Furthermore, the authors of the study argue that making the mata'a inefficient as killing tools was a deliberate decision by the isolated island community, which quickly realized that lethal internal battles would eventually leave everyone dead.
"No more lethal than any other kind of rock"
A research team led by National Geographic grantee Carl Lipo of Binghamton University analyzed more than 400 Rapa Nui mata'a to see if there are any consistent patterns in shape and size that can suggest a particular function for the blades — say, a long, narrow, pointed form that can effectively penetrate flesh and pierce organs. While the mata'a ranged from 2.4 to 3.9 inches (six to ten centimeters) in length and width, the shapes varied so continuously that they were unable to identify any category of mata'a with a consistent form that would indicate design for a specific purpose. Rather, the vast variety of shapes indicate that mata'a most likely served as a multipurpose tool for all aspects of daily life on the island, including food cultivation and processing.
While the sharp edges of mata'a were ideal for cutting and scraping (a fact supported by earlier use-wear studies), their weight and asymmetry made them ineffective for inflicting deadly stabbing wounds, Lipo concludes, calling mata'a "no more lethal than any other kind of rock."
In a recent study of skeletal material from Rapa Nui, a team led by Douglas Owsley, Division Head of Physical Anthropology at the Smithsonian's National Museum of Natural History, found that only two of 469 skulls had trauma that could have been inflicted by the slice of a mata'a. The vast majority of injuries resulted from blunt-force trauma from thrown rocks, a popular form of attack on Rapa Nui documented by European visitors who experienced such violence.
Archaeologist Paul Bahn, a proponent of the traditional collapse theory whose research has been cited extensively by Jared Diamond, dismisses the idea that mata'a could not have been used as effective tools of war. "Mata'a could certainly inflict lethal wounds," he says, "This is essentially a slashing tool. You could do terrible things to people without leaving a trace on bones."
Owsely is more circumspect. "In my experience, when you’re really trying to do someone in, you’re going to hit them in the head," he observes, "and a slash across the face would be picked up in the skeletal evidence."
The reliance on ethnographic accounts collected centuries after events allegedly occurred has also been a continual issue among Rapa Nui scholars. "This was a small population on a small island. Everyone knew everyone," Owsley observes. "Even the death of a few people, shared and repeated across the island over and over again can eventually make violence sound much more pervasive than it actually was."

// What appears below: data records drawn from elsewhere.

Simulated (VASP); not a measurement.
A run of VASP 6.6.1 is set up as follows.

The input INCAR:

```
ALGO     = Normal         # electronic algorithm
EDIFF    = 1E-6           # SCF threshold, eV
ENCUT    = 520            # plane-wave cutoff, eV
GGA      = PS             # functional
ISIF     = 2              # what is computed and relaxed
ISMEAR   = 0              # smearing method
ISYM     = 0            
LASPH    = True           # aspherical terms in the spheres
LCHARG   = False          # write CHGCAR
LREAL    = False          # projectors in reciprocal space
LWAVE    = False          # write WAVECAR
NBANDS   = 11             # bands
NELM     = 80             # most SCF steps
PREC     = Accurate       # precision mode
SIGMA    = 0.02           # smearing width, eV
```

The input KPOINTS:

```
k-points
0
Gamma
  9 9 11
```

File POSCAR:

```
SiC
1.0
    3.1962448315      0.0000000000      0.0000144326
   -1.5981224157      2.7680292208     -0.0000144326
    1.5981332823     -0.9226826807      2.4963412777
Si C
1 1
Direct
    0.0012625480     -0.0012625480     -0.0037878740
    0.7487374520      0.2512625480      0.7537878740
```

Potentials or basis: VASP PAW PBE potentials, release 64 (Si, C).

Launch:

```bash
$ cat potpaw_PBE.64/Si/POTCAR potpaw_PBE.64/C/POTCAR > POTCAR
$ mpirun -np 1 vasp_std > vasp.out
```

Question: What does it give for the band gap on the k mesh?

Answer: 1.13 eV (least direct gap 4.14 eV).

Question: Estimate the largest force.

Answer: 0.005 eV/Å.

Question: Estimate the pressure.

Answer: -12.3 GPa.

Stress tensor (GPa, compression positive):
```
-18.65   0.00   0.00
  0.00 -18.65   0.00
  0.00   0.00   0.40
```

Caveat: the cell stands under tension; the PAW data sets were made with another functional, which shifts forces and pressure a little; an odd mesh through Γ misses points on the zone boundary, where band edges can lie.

A Tacit Understanding Not to Kill?
This is not to say that life on Rapa Nui was conflict-free. "The Rapanui certainly engaged in violence—you can see all of the healed injuries on the skeletal remains—and as sharp objects, mata'a could be used in many threatening ways," says Lipo. But why did the islanders, who had the technological skill to erect almost a thousand 70-ton moai, fail to develop efficiently lethal weapons to battle one another?
"It's not as if they never figured it out, that's crazy," Lipo says. "They chose not to."
According to the 2012 book The Statues That Walked, written by Lipo and his colleague, University of Oregon anthropologist Terry Hunt, it simply didn’t pay to escalate conflict to levels that resulted in lethal violence on tiny, isolated Rapa Nui, a 64-square-mile (166-square-kilomter) island that’s 1,500 miles (2,414 kilometers) from its closest neighbor.
"This island was their entire universe," Lipo explains, "and lethal violence only pays if you can do it anonymously, kill and leave, or kill everyone else. Otherwise you’ll face the consequences of killing sooner or later."
The Rapa Nui community quickly figured this out, he theorizes, and developed ways to compete with one another that would not escalate into endless tit-for-tat massacres that would ultimately leave everyone dead.
The current skeletal analysis appears to support this idea. "The bone fracture data doesn’t conform to periods of intense violence described in the ethnohistoric accounts," says Owsley. "There’s no organized violence and no mass killing."
Lipo urges a more critical look at the standard Rapa Nui story of environmental degradation, conflict and decline. "Science means we need to understand what really happened," says Lipo, "and I think there’s a lot of great lessons to learn about what it takes to be successful on a remote, tiny island where you have to work together."
"Rapa Nui is always treated as a cautionary tale, but I think it’s the opposite."